Sunday, April 1, 2012

Pasar Malam (Sunday Night Market)

One unique feature of our Taman Tun Dr. Ismail (TTDI) neighborhood is the weekly Sunday pasar malam (night market).  The vendors start setting up their stalls in the early afternoon, with a double row of tents sprouting up along the four streets around the square below our condo building.  This is the view last Sunday ...





We usually start counterclockwise around the square, starting with the street just outside our complex gates. That section of the market is clothing and dry goods interspersed with fruits and dried fish...  (No, really... you'll see!)
 
(As usual, clicking on any photo will get you an enlarged version for detailed viewing.)
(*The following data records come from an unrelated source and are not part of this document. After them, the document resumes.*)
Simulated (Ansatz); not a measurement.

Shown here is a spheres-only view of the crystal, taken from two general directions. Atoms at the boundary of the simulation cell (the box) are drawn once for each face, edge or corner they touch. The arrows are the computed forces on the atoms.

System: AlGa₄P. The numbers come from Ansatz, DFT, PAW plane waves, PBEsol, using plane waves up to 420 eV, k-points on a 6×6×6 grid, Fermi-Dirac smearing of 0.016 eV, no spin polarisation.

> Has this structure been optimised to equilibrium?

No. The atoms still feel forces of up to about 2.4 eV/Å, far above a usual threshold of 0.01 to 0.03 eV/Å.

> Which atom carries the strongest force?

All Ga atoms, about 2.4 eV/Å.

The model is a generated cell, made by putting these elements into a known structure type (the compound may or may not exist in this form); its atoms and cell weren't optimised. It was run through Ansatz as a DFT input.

In this section, can get footwear, plastic goods, and other goodies like this, and you can also get ...











 ... your dried fish (of every size and variety) if your menu calls for them.  Try deep frying the really small ikan bilis (anchovies) with peanuts, shallots, and sliced halapeno chilis...  great to munch on accompanying an ice-cold beverage!






And here's where you get the shallots, onions, and dried red chilis, conveniently located next to the dried fish stall.  Oh, you can get gubers too!

Pat and I usually look for fruits at the pasar malam.  The banana stall has its usual selection of a multitude of varieties.  Some are the tiny pisang mas (golden bananas, not much bigger than your thumb), and others are gigantic plantains, meant for cooking.  I was once told that there are more than 100 native banana varieties here.







Papayas and mangoes are also very popular... here a vendor displays her papayas in the foreground.  The green fruits further down are her mangoes. 









The nice thing about Malaysia is that we can also have our fill of fruits imported from more temperate climates: apples from Washington state and from Korea, oranges from Egypt and from Florida ...






At the end of the first street is my favorite stall, a pickup truck with sugar cane-crushing equipment (to extract sugar cane juice).  The lady's family does the crushing, and she bottles the juice (the green bottles on the left). The white bottles contain coconut juice with young coconut meat in them.  You drink it using straws of very large diameter!









Around the corner from my coconut-sugar cane stall, there are a lot of fish stalls and meat stalls.  Freshly-caught fish from the South China Sea and the Straits of Malacca are on sale here...







The market slowly transitions from vendors selling food ingredients to those selling food ready to eat.  Things start getting more interesting now.  You should never go to the night market with an empty stomach!  This lady is selling pastries and bakery items.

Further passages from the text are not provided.